[Code of Federal Regulations]

[Title 48, Volume 1]

[Revised as of October 1, 2005]

From the U.S. Government Printing Office via GPO Access

[CITE: 48CFR22.404-12]



[Page 424-425]

 

            TITLE 48--FEDERAL ACQUISITION REGULATIONS SYSTEM

 

                CHAPTER 1--FEDERAL ACQUISITION REGULATION

 

PART 22_APPLICATION OF LABOR LAWS TO GOVERNMENT ACQUISITIONS--Table of Contents

 

    Subpart 22.4_Labor Standards for Contracts Involving Construction

 

Sec. 22.404-12  Labor standards for contracts containing construction requirements and option provisions that extend the term of the contract.



    (a) Each time the contracting officer exercises an option to extend 

the term of a contract for construction, or a contract that includes 

substantial and segregable construction work, the contracting officer 

must modify the contract to incorporate the most current wage 

determination.

    (b) If a contract with an option to extend the term of the contract 

has indefinite-delivery or indefinite-quantity construction 

requirements, the contracting officer must incorporate the wage 

determination incorporated into the contract at the exercise of the 

option into task orders issued during that option period. The wage 

determination will be effective for the complete period of performance 

of those task orders without further revision.

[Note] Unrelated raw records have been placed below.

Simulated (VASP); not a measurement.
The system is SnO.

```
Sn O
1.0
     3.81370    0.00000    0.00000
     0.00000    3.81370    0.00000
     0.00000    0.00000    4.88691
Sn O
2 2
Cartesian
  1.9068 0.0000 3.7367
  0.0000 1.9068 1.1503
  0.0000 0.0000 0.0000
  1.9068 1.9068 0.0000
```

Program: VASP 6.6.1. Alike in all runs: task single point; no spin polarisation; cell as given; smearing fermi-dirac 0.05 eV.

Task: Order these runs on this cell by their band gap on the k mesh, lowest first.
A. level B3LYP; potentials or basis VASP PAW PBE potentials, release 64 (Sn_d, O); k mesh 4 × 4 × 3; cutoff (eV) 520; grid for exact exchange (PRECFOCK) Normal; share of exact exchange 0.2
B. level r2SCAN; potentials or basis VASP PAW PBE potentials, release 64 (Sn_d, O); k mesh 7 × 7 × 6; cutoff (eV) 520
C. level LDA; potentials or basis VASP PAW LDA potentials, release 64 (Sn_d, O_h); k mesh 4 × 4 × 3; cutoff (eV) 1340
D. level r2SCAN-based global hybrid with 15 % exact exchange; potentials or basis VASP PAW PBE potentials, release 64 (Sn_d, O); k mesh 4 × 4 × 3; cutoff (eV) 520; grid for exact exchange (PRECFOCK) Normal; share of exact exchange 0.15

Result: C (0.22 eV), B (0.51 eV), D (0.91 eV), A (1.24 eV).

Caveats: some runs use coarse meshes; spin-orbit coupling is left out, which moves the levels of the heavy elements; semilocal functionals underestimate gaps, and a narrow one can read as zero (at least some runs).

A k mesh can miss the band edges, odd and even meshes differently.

    (c) The contracting officer must include in fixed-price contracts a 

clause that specifies one of the following methods, suitable to the 

interest of the Government, to provide an allowance for any increases or 

decreases in labor costs that result from the inclusion of the current 

wage determination at the exercise of an option to extend the term of 

the contract:

    (1) The contracting officer may provide the offerors the opportunity 

to bid or propose separate prices for each option period. The 

contracting officer must not further adjust the contract price as a 

result of the incorporation of a new or revised wage determination at 

the exercise of each option to extend the term of the contract. 

Generally, this method is used in construction-only contracts (with 

options to extend the term) that are not expected to exceed a total of 3 

years.

    (2) The contracting officer may include in the contract a separately 

specified pricing method that permits an adjustment to the contract 

price or contract labor unit price at the exercise of each option to 

extend the term of the contract. At the time of option exercise, the 

contracting officer must incorporate a new wage determination into the 

contract, and must apply the specific pricing method to calculate the 

contract price adjustment. An example of a contract pricing method that 

the contracting officer might separately specify is incorporation in the 

solicitation and resulting contract of the pricing data from an annually 

published unit pricing book (e.g., the R.S. Means Cost Estimating 

System, or the U.S. Army Computer-Aided Cost Estimating System), which 

is multiplied in the contract by a factor proposed by the contractor 

(e.g., .95 or 1.1). At option exercise, the contracting officer 

incorporates the pricing data from the latest annual edition of the unit 

pricing book, multiplied by the factor agreed to in the basic contract. 

The contracting officer must not further adjust the contract price as a 

result of the incorporation of the new or revised wage determination.

    (3) The contracting officer may provide for a contract price 

adjustment based solely on a percentage rate determined by the 

contracting officer using a published economic indicator incorporated 

into the solicitation and resulting contract. At the exercise of each 

option to extend the term of the contract, the contracting officer will 

apply the percentage rate, based on the economic indicator, to the 

portion of the contract price or contract unit price designated in the 

contract clause as labor costs subject to the provisions of the Davis-

Bacon Act. The contracting officer must insert 50 percent



[[Page 425]]



as the estimated portion of the contract price that is labor unless the 

contracting officer determines, prior to issuance of the solicitation, 

that a different percentage is more appropriate for a particular 

contract or requirement. This percentage adjustment to the designated 

labor costs must be the only adjustment made to cover increases in wages 

and/or benefits resulting from the incorporation of a new or revised 

wage determination at the exercise of the option.

    (4) The contracting officer may provide a computation method to 

adjust the contract price to reflect the contractor's actual increase or 

decrease in wages and fringe benefits (combined) to the extent that the 

increase is made to comply with, or the decrease is voluntarily made by 

the contractor as a result of incorporation of, a new or revised wage 

determination at the exercise of the option to extend the term of the 

contract. Generally, this method is appropriate for use only if contract 

requirements are predominately services subject to the Service Contract 

Act and the construction requirements are substantial and segregable. 

The methods used to adjust the contract price for the service 

requirements and the construction requirements would be similar.